Goya: Baiting for Godoy

Back in July I declared that Sotheby’s had quite a hat-trick on its hands for its London sale of Old Master Paintings, with JMW Turner’s “Virginia Water”, John Constable’s “Storm Clouds over Hampstead” and the oil above, Francisco de Goya’s “Equestrian Portrait of Don Manuel Godoy, Duke of Alcudia”.
Turner did well, no one wanted the Constable, and the Goya sold for £2,617,250, right in the middle of the pre-sale estimate. Whoever took it home has more than a conversation piece — this painting won’t shut up.
It’s believed to be an elaborate sketch for a proper portrait that seems never to have been done, but Goya (1746-1828) certainly gives us a sturdy depiction of a sturdy nobleman on a sturdy steed. This military man, though, was more indebted to love than war.
What a character, Manuel Godoy y Alvárez de Faria! He was born poor and died poor, but in between he was the most powerful man in Spain. This came courtesy of the woman he loved, Doña María Luisa of Parma, who was the Princess of Asturias when they met but then became the wife of King Charles IV — and kept him around as her paramour.
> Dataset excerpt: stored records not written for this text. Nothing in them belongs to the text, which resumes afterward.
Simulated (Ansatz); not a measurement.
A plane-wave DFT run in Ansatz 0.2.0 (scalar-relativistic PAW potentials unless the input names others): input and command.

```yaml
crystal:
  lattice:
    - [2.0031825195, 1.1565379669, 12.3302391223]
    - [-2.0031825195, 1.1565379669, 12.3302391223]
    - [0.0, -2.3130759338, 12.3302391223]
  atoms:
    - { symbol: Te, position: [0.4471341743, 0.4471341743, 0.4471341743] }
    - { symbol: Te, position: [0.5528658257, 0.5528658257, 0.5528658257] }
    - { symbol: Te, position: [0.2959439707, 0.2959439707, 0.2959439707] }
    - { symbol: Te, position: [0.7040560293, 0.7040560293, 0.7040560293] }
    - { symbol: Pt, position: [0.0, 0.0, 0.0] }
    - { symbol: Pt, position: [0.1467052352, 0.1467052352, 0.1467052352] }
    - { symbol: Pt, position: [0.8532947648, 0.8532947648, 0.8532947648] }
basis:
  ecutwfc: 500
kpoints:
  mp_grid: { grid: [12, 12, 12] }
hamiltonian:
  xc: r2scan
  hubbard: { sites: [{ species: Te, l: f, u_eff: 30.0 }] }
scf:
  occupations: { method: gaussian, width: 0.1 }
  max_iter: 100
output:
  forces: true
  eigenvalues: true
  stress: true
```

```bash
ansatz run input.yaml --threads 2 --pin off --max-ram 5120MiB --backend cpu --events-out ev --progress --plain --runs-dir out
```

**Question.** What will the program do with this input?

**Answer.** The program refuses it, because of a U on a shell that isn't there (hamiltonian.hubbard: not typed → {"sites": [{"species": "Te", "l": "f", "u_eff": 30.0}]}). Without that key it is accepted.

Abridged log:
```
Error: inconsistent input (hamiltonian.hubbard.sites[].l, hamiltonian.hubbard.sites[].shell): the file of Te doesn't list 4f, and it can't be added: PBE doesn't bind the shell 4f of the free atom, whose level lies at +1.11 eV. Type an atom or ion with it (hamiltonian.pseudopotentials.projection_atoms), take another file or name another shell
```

As queen, María Luisa stepped on the gas pedal of Godoy’s career, rocketing him from a low rank in the Royal Life-Guards to Brigadier, to Field Marshal, to Duke of Alcudia and a slew of other titles, and finally to Prime Minister. From 1792 to 1808, Godoy was a third of what Queen María Luisa called “the Trinity on Earth”. Charles was nominally the head of state, but Godoy and Maria Luísa ran the country. As prime minister, he negotiated the Treaty of Basle with France, earning the title “Prince of the Peace”.

Goya’s “Queen Maria Luisa on Horseback” from 1799 is the Prado Museum in Madrid.
Below is Godoy’s eventual wife, María Teresa de Borbón y Vallabriga, later Condesa de Chinchón, who was the niece of Charles IV. The queen arranged the wedding, supposedly to get Godoy away from his latest mistress, Pepita Tudó. (He ultimately married Pepita anyway, after Maria Teresa died.) Goya, who became official court artist in 1786, painted the original Senora Godoy both before and after her marriage.

“Equestrian Portrait of Dona Maria Teresa de Vallabriga”, from 1783, is in Florence’s Galleria degli Uffizi.
Sometime between 1797 and 1800, Goya also painted Pepita, or at least many people think it’s her. Godoy certainly bought it quick. The work is called “La maja desnuda” (”The Nude Maja”) and is well known, primarily because it’s supposedly the first time a European artist clearly showed female pubic hair. My online image-storage service gets fidgety when I upload naked women, so go see the picture at the Prado or on this Wikipedia page.
The equestrian painting of her husband was done in 1794, and Goya did another, in 1801, after Godoy defeated the Portuguese in the War of the Oranges. This one called for some editorialising, Goya seems to have thought: The Duke is hardly triumphant, and perhaps the artist felt he had no cause to be jubilant, having undone the social and political progress achieved by Charles III and embraced immorality and warfare under Charles IV, jailing and exiling dissidents, including some of Goya’s friends.

“Manuel Godoy, Duke of Alcudia, ‘Prince of the Peace’” is at the Royal Academy of San Fernando in Madrid.
After 1801, Godoy climbed into bed with Napoleon and led Spain back to war with England, which ended in the naval disaster of Trafalgar, and then the virtual French occupation of many Spanish towns. Goya was there to record, in “The Third of May” and other poignant works, the bloody uprisings in Madrid. King Charles was tossed off the throne and Godoy was nabbed by a lynch mob, but the French pulled him free and took him home. He died in obscurity in Paris in 1851, and currently tries to get some rest in Pere Lachaise Cemetery.